How to read a text file of 5GB

stefanfrost1 · Post by **stefanfrost1** » Mon Aug 17, 2009 3:01 am

Rajee,

Try what ArndW is saying

How many columns does the file have and how long does it take to read the file when the only other stage in your job is a copy stage (or a peek stage)?

To see how long the actual file reader stage executes. If it is indeed 35 min then you know for sure that the sff-stage is what causes your performance problem.

ArndW: I've heard that in versions 7.5.3 and up it is indeed possible to read variable field length files with multiple nodes if your schema is correct. I haven't tried it myself and I am gladly corrected if you know the truth....

chulett · Post by **chulett** » Mon Aug 17, 2009 6:29 am

stefanfrost1 wrote:ArndW: I've heard that in versions 7.5.3 and up it is indeed possible to read variable field length files with multiple nodes if your schema is correct. I haven't tried it myself and I am gladly corrected if you know the truth....

Ray corrected me recently and said that our 'fixed-width only' statement was 'no longer true' but I didn't get a response to my follow-up query of 'no longer true since when?'. The answer could very well be since 7.5.3, however.

ArndW · Post by **ArndW** » Mon Aug 17, 2009 6:55 am

I tested it after the post a couple of weeks(running 8) the restriction is still there. But perhaps I didn't get it quite right:

(A) One can define multiple readers on a single node with variable lenght records. I played around today and see that one can increase read speed by specifying multiple readers (assuming the other stages are fast as well).

(B) One cannot define multiple nodes on a variable length file, i.e. one is restricted to a single node with n-readers. If one tries to change that, the following error message is displayed at runtime:

Error executing View Data command:
##E IIS-DSEE-TOIX-00172 14:43:37(007) <Sequential_File_0> The multinode option requires fixed length records.

chulett · Post by **chulett** » Mon Aug 17, 2009 7:03 am

Ah... perhaps that's the distinction being made. Multiple readers on a single node are allowed for variable length records but multiple nodes requires a fixed-width file.

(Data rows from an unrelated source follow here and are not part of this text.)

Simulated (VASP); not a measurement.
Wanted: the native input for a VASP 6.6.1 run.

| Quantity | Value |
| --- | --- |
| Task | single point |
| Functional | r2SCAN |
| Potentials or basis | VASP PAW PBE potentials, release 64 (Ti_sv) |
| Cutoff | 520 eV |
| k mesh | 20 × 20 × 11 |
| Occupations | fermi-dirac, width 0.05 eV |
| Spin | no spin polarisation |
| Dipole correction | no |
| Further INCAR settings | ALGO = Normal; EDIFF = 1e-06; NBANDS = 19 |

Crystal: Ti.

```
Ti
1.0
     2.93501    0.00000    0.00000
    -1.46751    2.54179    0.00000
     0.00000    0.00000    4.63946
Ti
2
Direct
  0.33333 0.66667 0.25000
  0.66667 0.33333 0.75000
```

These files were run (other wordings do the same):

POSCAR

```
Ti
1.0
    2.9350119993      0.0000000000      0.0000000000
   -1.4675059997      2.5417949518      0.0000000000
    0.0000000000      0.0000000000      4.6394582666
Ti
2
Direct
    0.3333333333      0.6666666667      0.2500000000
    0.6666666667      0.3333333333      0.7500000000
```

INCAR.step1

ArndW · Post by **ArndW** » Mon Aug 17, 2009 7:22 am

I should have added that I tested it today with a 3Gb big file (project export .dsx file). If it can handle 3Gb then 5Gb should not be an issue.

chulett · Post by **chulett** » Mon Aug 17, 2009 7:31 am

The only "barrier to size" that I'm aware of is your operating system.

ArndW · Post by **ArndW** » Mon Aug 17, 2009 8:54 am

Yep, usually that magical 2Gb limit, but the OP opined that DS couldn't do this.

dxk9 · Post by **dxk9** » Wed Aug 19, 2009 2:34 am

I have used sequential file stage to read data more than 2GB. Not sure of the maximum size though.

stefanfrost1 · Post by **stefanfrost1** » Thu Aug 20, 2009 12:59 am

tested it after the post a couple of weeks(running the restriction is still there. But perhaps I didn't get it quite right:

(A) One can define multiple readers on a single node with variable lenght records. I played around today and see that one can increase read speed by specifying multiple readers (assuming the other stages are fast as well).

(B) One cannot define multiple nodes on a variable length file, i.e. one is restricted to a single node with n-readers. If one tries to change that, the following error message is displayed at runtime:
Code: Select all
Error executing View Data command: 
##E IIS-DSEE-TOIX-00172 14:43:37(007) <Sequential_File_0> The multinode option requires fixed length records.

I've been playing around with a variable length file ;-separated in 7.5.3 on AIX... I've found that I need to use Number of Readers Per Node and i set it to 10. According to monitor my partition is made on 10 nodes and I can preserve it throughout the flow. My (small) test showed a 6 times faster read using 10 nodes than using 1 node...

My file only had 22M rows at a total size of 3GB.

Furthermore! The size limitation that you , Rajee , is experiencing could be at your lookup if your not partitioning it properly since each node (at least in 7.5.x) has a OP limit of 2GB memory.....

zhzhs · Post by **zhzhs** » Fri Aug 21, 2009 12:43 am

i just to say
u can create one job just make sequential file to dataset file.